Could the E-1 Israeli Settlement Plans Be the Final Straw in the Israel-Palestine Conflict?

Impact
ByMatan Jonas

Just as the Palestinian authority successfully moved for UN recognition as a non-member observer state, Israel moved for a game-changing settlement expansion.

Late in November, the Palestinian Authority's bid to become a “non-member observer state” in the UN was overwhelmingly accepted, with 138 of the world's countries voting for the move and just 9 opposing. This move was seen by the Israeli government as “pure diplomatic terror” , and as history has shown time after time: Israel must respond harshly for every terrorist act.

Thus, the following day after his bitter defeat at the UN assembly, Prime Minister Benjamin Netanyahu ordered Israel to commence with the building of 3,000 new units in West Bank settlements, including the long frozen East-1 (E-1) area, between East Jerusalem and Ma'ale Adumim, despite heavy international pressure on this controversial response.

So what exactly is this E-1 place, and why is it so controversial?

E-1 is the 12 square kilometer area stretching from the edges of East Jerusalem up until the Israeli settlement of Ma'ale Adumim, well inside the West Bank. Very few people actually reside in this area, although a 2,300 strong Bedouin community is planned to be expelled from the ground. But unlike other settlement disputes in the past, this time the controversy is not about population, but territorial contentiousness, and the future of the proposed Palestinian state. The devil, as they say, lies in the details.

East Jerusalem, widely viewed as the future capital city of the proposed Palestinian state, consists of some 208,000 Arab residents and about 195,000 Jewish ones. Any potential agreement between Israel and Palestine must include resolution to the East Jerusalem question, and that has been a primary demand by the Palestinian side for over a decade now. However, Arab neighborhoods and villages outnumber Jewish ones by far, and Jewish residents of East Jerusalem usually stay within neighborhoods such as the French Hill, Pisgat Ze'ev and East Talpiyot; while Arab villages are in abundance. The E-1 area, alongside Ma'ale Adumim and Pisgat Ze'ev, surrounds this territory, and will virtually isolate these 200,000 Palestinians from any future West Bank-based Palestinian state. Moreover, these new building plans will “poke a finger” in the eye of the West Bank, creating a barrier between the northern part (Nablus, Ramallah, Jenin and Jericho) and the southern part (Bethlehem and Hebron) – this will prove to be yet another logistic obstacle in any future Two States-based solution (of which Netanyahu is a self-proclaimed advocate.So if it's such a controversial move, why is Netanyahu pushing for it?
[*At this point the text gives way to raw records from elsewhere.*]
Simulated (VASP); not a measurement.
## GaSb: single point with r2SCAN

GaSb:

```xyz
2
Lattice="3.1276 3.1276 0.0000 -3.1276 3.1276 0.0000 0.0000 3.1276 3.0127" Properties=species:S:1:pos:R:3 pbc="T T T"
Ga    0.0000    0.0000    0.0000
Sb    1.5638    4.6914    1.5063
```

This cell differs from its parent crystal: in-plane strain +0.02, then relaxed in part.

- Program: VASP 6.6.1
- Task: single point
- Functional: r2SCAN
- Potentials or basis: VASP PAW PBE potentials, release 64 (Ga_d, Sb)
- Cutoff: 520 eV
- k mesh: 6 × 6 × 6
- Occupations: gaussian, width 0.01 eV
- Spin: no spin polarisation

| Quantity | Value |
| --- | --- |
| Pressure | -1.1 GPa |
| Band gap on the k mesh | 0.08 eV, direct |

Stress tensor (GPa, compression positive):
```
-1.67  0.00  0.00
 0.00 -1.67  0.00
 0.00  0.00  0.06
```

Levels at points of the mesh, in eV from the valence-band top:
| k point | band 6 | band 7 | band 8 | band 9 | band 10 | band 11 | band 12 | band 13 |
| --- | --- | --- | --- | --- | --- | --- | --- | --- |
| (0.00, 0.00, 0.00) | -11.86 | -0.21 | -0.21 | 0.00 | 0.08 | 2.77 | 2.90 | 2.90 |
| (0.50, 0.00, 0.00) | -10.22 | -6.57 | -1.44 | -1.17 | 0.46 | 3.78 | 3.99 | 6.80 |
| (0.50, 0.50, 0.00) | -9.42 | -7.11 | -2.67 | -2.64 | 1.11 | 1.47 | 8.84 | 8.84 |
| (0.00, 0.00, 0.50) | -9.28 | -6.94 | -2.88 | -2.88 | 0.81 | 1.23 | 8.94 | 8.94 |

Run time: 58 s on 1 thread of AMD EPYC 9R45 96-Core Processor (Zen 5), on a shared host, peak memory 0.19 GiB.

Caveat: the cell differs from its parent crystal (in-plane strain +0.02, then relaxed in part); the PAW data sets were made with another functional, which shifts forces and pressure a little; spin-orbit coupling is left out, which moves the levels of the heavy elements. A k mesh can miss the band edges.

Most would argue it is a “diplomatic price tag”, in response for the “diplomatic terrorism” by the Palestinian Authority. This is a very simplistic and in my opinion, uneducated view of the conflict and Israeli politics. Netanyahu is no fool and he knows exactly what this move means. He knows that the Palestinian UN move has achieved them nothing but a powerless title. He knows the new building plans will isolate Israel even from it's very few remaining allies out in the world. He knows the move holds grave demographic and diplomatic consequences, and that it could potentially be a final blow in any future two state solution. He knows it could lead, sometime in the not-so-distant future, to a situation in which Israel would have to choose – full-on Apartheid, or a bi-national state risking the Jewish majority in Israel.

But he also knows he is in great political danger in the upcoming January elections. Netanyahu came to office using the security and Palestinian cards before – and succeeded twice in 1996 and 2009. And while the Israeli left wing is small, weak and divided, the extreme right is a rising in power, both within his own party (with Moshe Feiglin's upcoming and inevitable debut in the Knesset ) and out (with Naftali Bennet's new political rising-star status.

He sees no danger from his left wing, with his closest rival Shelly Yachimovich surprisingly quiet on the subject, but over on the right side of Netanyahu, Bennet is doing overwhelmingly well in the polls and may collect as much as 15 Knesset seats for his party, potentially making Habayit Hayehudi the third largest party in the Knesset.

This requires the prime minister to take another step to the right of the political spectrum. If he wants to recuperate some votes from Bennet and the right wing voters, he needs to match himself to that standard.

It has happened before  in both of his terms, most recently with the pressure he tried to apply on the U.S. government to aid in attacking Iran's nuclear program. Netanyahu and Ehud Barak pressed hard, pumped the Israeli public with fear-mongering warnings and doomsday-scenarios, yet the U.S. did not fold, and Netanyahu gained the political boost he needed at home, while not involving Israel in direct war. In my opinion, this is exactly what he's trying to do now – plan a reckless and potentially destructive settlement expansion, fend off international pressure to make himself look "uncompromising" and "doing the best for Israel's interests", then retreat after the elections and hope the public won't remember him this fact in eight years time, when he will be eligible to run for PM again.